What are you working on now? 

I spent a lot of fall semester compiling a database of New York and Philadelphia’s abolition societies’ cases and now I am working with that material.

These are cases brought to the societies by individual African Americans, claiming illegal enslavement for various reasons because there are a host of laws in many early states, especially New York and Pennsylvania, which limit slaveholders’ rights on the one hand and expand slaves’ rights on the other. They are passed at the same time as the Gradual Emancipation Statutes.

For example, if you’re in Pennsylvania and you’re an African American, after a certain date in 1780, if you’re not registered as a slave within six months you are actually free. In New York, for example, in 1785, you can’t import slaves.

Abolition societies took these cases on behalf of African American individuals who realized, who knew, they had been illegally held and they confronted the slave owners on their behalves. There are hundreds, even thousands, of these cases and because they are legal proceedings we have the minutes of specific cases and how they were heard.

As an historian I just find it captivating to read these narratives—even if often heartbreaking. There’s a riveting human story there. 

That does sound riveting—and like a lot of data: how are you approaching it?

I have looked at over ten years of these records and compiled 520 cases. Now, I am working on breaking the various cases down by success rate and type of case in an effort to expand our notion of emancipation in this period.

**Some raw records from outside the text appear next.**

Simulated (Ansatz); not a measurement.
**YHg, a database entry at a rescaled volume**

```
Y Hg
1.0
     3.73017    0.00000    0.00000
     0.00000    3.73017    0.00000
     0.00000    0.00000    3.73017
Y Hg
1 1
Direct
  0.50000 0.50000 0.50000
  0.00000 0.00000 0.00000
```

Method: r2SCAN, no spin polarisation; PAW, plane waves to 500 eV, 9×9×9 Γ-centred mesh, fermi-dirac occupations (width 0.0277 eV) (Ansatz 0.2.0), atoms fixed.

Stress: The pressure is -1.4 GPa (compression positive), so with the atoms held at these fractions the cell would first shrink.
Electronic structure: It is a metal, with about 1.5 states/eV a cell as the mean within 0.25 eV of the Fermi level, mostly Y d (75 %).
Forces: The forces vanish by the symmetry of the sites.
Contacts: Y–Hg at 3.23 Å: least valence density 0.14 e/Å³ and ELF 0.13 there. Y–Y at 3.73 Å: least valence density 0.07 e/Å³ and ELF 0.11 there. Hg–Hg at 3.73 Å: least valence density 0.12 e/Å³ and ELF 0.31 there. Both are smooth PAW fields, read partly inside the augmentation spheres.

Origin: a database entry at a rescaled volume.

The ten years I am studying now will go into one chapter of my manuscript. I am forcing myself to stop after research on this particular period is done and then come back to the rest later, after this [manuscript] revision is done.

Eventually, I am planning to turn this into a much larger project, go into 50 or 60 years, and apply the methodology to a longer period.

What have you concluded so far?

Not all emancipation was gradual—some was immediate—and that any rigid conservatism we might usually associate with the abolition societies in that period is not correct. They were less paternalistic and racist than we might have been led to believe.

What made you question the general assumptions about early abolitionist efforts? 

Just as I was starting my Master’s degree (at George Mason University), I read Joseph Ellis’s Founding Brothers. There was this chapter about the first congressional debates over slavery and I was fascinated because, of course, as an undergrad I’d been taught that slavery becomes an issue no earlier than the 1830s and that when it becomes an issue there is the immense amount of racial prejudice that hasn’t been challenged before.

Then, as part of my M.A. studies I took a course in public history that was affiliated with the First Federal Congressional project (http://www.gwu.edu/~ffcp/aboutffcp.html ) at [The] George Washington University and the work I did there further complicated my early understanding.

The class centered on a public opinion project so I started looking at newspapers from that period. The coverage of the debates over slavery and the slave trade in those papers made strident racially egalitarian claims: African Americans were seen as just as capable as white Americans but lacking the opportunities and resources accorded them. That shocked me to see that and so I decided to pursue it further.

I started to read books and articles on abolitionism and what I found was that the challenge of this early abolition movement to racial norms was quite progressive, quite strident in its belief of equal ability of African Americans. Moreover, I found that this aspect of the movement wasn’t really covered in more recent work and so I decided to work on that.

What do you want to accomplish as an OI Fellow?

Of course, a former fellow here and someone I certainly emulate, Winthrop Jordan, was one of the first to discover the activism that I am talking about. He was writing just as the civil rights movement was taking off and since then the way we look at these groups has shifted. I am excited to have a chance to extend his argument and research and take what I hope is a new look at some under examined material.